Submission in Marriage
Ephesians 5: 21 submitting to one another in the fear of God. 22 Wives, submit to your own husbands, as to the Lord. 23 For the husband is head of the wife, as also Christ is head of the church; and He is the Savior of the body. 24 Therefore, just as the church is subject to Christ, so let the wives be to their own husbands in everything. 25 Husbands, love your wives, just as Christ also loved the church and gave Himself for her, 26 that He might sanctify and cleanse her with the washing of water by the word, 27 that He might present her to Himself a glorious church, not having spot or wrinkle or any such thing, but that she should be holy and without blemish. 28 So husbands ought to love their own wives as their own bodies; he who loves his wife loves himself. 29 For no one ever hated his own flesh, but nourishes and cherishes it, just as the Lord does the church. 30 For we are members of His body, of His flesh and of His bones. 31 "For this reason a man shall leave his father and mother and be joined to his wife, and the two shall become one flesh." 32 This is a great mystery, but I speak concerning Christ and the church. 33 Nevertheless let each one of you in particular so love his own wife as himself, and let the wife see that she respects her husband. (NKJV)

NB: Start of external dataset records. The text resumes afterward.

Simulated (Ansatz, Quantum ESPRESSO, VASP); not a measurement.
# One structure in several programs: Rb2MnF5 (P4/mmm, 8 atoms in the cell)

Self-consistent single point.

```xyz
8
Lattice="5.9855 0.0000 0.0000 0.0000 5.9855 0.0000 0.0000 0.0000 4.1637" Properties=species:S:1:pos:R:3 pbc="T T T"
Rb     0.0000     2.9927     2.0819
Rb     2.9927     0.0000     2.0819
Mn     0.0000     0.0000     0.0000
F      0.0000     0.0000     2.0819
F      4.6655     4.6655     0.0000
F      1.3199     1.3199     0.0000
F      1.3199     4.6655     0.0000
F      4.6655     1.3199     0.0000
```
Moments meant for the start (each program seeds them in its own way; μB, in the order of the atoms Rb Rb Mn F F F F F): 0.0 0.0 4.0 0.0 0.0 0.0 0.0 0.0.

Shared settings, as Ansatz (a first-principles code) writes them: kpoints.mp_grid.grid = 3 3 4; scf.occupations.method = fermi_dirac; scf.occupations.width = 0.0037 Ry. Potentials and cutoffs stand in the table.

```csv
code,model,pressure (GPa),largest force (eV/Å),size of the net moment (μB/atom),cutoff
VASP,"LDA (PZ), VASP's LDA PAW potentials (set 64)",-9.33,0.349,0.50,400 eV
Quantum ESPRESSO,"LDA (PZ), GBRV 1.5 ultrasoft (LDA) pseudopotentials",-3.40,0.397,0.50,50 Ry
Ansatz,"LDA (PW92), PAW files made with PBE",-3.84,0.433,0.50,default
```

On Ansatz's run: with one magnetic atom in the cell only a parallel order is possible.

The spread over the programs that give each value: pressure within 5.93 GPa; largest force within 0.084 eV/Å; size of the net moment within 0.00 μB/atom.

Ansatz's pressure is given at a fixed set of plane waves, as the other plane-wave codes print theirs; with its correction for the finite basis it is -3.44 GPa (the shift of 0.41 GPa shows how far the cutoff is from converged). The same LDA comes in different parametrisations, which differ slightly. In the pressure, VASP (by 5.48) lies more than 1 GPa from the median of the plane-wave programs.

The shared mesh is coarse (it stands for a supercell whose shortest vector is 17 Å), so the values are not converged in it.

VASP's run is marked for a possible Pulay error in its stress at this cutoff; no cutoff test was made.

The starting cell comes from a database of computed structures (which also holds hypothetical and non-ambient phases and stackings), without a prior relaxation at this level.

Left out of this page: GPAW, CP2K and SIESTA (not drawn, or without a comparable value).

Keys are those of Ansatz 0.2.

The book of Ephesians is part of what is known as the Prison Epistles. The writings, themselves, affirm that the epistles were written by the Apostle Paul from prison.
There are differing opinions as to during which of Paul’s prison confinements the epistles were written. There are many sources that discuss this subject fully. For our purposes, we will go along with the thought of most scholars that Paul wrote the prison epistles during his house arrest in Rome from AD 60-62.
It is believed that the epistle was written about AD 61 to the house churches in Ephesus, Asia. The idea was that this authoritative letter would be passed along to the other churches.
The book of Ephesians can be divided into two halves. The first half, the first three chapters, is concerned with the positional; doctrine outlining our position in Christ.
The second half, the last three chapters, is concerned with the practical; how we work out our position in the practical living of our Christian life. This is similar to the breakdown of the book of Romans, Paul’s previous writing.
It is critical to the understanding of this passage that it be put in the proper context. Previously in this chapter we learned how each of us should not be controlled by anything but the Holy Spirit. We do this by emptying ourselves of self and allowing the Holy Spirit to fill (control) us.
In other words, all selfishness must have left our bodies. We are no longer living to please ourselves but to please the Lord.
Now, once we are in this state, we are free to submit to the Lord whatever He asks. The first thing He asks of every Christian is for each of us to submit to every other Christian (v.21).
So, this is a message to both husband and wife. Both are to submit to their brothers and sisters in Christ, and to each other.
Next the Lord addresses wives. He says that wives should not only submit to their brothers and sisters in Christ, but also should submit to their husbands just as they should submit to the Lord and just as the church submits to the Lord (v.22-24).
Again, this does not work if she is being controlled by self. She must have relinquished control to the Holy Spirit. She is now living to please the Lord, not herself.
Even if her husband is not a Christian, she should submit to the Lord’s instructions to submit to her husband’s leadership. However, if her husband asks her to do something that is not Biblical, not pleasing to the Lord, she should refuse because her first allegiance is to the Lord.
This is the way the Lord has chosen to maintain order, to make final decisions, in the family. Just as the Lord is submissive to the Father (1 Cor. 11:3), He asks the wife to be submissive to her husband.
Neither is inferior to the other. Christ and the Father are equal in the Godhead and wife and husband are equal in the family.
Next, the Lord turns to the husband. The Lord says that husbands must love their wives as Christ loved the church. Christ gave up his life for the church and the husband must be ready and willing to do the same (v.25-27).
The Lord calls the husband to love his wife as his own body (v.28-30), because they are united, one flesh (v.31). Just as the husband feeds, protects, and cares for the needs of his own body, he should also do the same for his wife.
This only happens if the husband has emptied himself of self and allowed the Holy Spirit to fill (control) him. The husband must be living to please the Lord and not himself. Again, if he is leading on an unbiblical track the wife’s first allegiance is to obey the Lord.
Finally, the Lord concludes this teaching with the commandment that the wife must respect her husband (v.33). Our creator knows that a wife’s respect for her husband is a great motivator.
It can make him, or the lack of respect can destroy him. Respect for her husband is not something that the husband must justify or “earn”. It is commanded by the Lord, and is necessary for a loving relationship.